Dream hard, rage hard.

23 thoughts on “The Distance, and the Damage

  1. I feel like I say this every time I read something of yours more than once: This is my favorite. This one, right here.

    I remember reading this years ago, aching so keenly I couldn’t even cry.

    I’ve read it a dozen times or more, and the loss in it is almost too much to bear.

    The way you make your characters *feel* is a gift.

    The way you make me feel is a gift.

    Your writing is a gift.

    Thank you for giving it.

    1. Yes, it’s an older one but somewhat updated, though the bones are still there. It needed some retrieval from the memory and some cleaning up. You’re killing me with praise, Jones. Killing me. But I’ll take it. Each and every word.

  2. Love this one, Trent. Absolutely love it. But unlike most stories I read and that goes for yours as well, at the end of this one, I was begging for more of this one. I want to know what happens to the boy, what brought Deckard to this point. I want so much more of this one.

    And I haven’t forgotten about Demolition.

    1. Hey thanks, Mark. Figure you would have remembered a previous iteration of this story, it’s changed a bit. But the essence is the same.

      I really don’t think I can revisit this one. It feels really hard to think about for me. But you do have my wheels turning suddenly…

  3. My third eye captured each and every gut wrenching scene of this NB. In black and white I see the dawn coming through the crooks and cracks of that desolate house. I clicked again when the angels busted in the morning light and yet again, when I was drawn into the mist of the blue blue eyes. I saw little frayed edges hovering above ankles too skinny to bear such weight as this young one must bear. I could go on through the whole story sharing each and every time my 3rd one blinked, but I’ll spare that and say this…today, I wish I was a painter instead of a wielder of a camera. The vision you create is so utterly, heartbreakingly, clear that I think even I could put it on canvas.
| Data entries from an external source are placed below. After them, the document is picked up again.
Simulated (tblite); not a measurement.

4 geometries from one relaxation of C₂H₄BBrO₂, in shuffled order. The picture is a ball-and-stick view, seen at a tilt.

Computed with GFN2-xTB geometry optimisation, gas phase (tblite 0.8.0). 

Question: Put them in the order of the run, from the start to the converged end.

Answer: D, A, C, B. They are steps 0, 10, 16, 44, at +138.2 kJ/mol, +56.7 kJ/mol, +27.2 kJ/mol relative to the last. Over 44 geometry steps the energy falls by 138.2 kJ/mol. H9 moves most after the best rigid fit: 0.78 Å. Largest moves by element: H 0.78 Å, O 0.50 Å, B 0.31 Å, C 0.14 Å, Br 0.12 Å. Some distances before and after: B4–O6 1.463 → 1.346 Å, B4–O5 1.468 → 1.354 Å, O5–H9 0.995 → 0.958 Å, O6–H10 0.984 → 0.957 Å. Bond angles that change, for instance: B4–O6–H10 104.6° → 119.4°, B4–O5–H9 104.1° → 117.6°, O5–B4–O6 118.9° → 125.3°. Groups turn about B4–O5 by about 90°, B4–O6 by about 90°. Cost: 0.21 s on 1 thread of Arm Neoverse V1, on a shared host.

    1. SB – your comment gives me chills. It really does. I hate and love this story. Hate the subject matter, love that I was able to draw it out of me. Stories, like paintings, require courage at times. I hope to see what you’re been painting or picturing, and what life through your eyes looks like just now. Because as always, I have great affection for you.

  4. There are times, Trent Lewin, when I wonder why I let you do this to me. You break my heart in ways I would never let a man I know break my heart. He would have been out on his ear the first time he left me weeping. With you, I calm myself and wipe away the tears. I will think of that boy and his father at the very least until my head hits the pillow. Even then they will probably haunt my dreams. When I wake up one of the first things I will do is look to see if you have shared something new with us. Why? My only answer is that anything that can make you feel that deeply is well worth reading. Even if it breaks your heart.

    1. Ah heck Michelle, I’d be lying if I said my intention was other than to make people feel something. And for me to feel something. remember when we were kids and feeling, emotion, was so raw? I feel often that that’s beaten out of us, but I try to find that strength of feeling in stories. Like I’m a kid, in some cases though, reading harrowing tales.

      Yeah, this guy deserves nothing good. And he got nothing good. I find that so tragic that I can’t stand the thought of it.

      Such a wonderful comment, Michelle. Like a little story itself – thank you.

    1. I figure when you’re stuck on something, you always go to angels. Big angels, bad angels, angels with weird angles… the angel industry in the writing community is doing pretty good. I figure busted angels is a newer addition.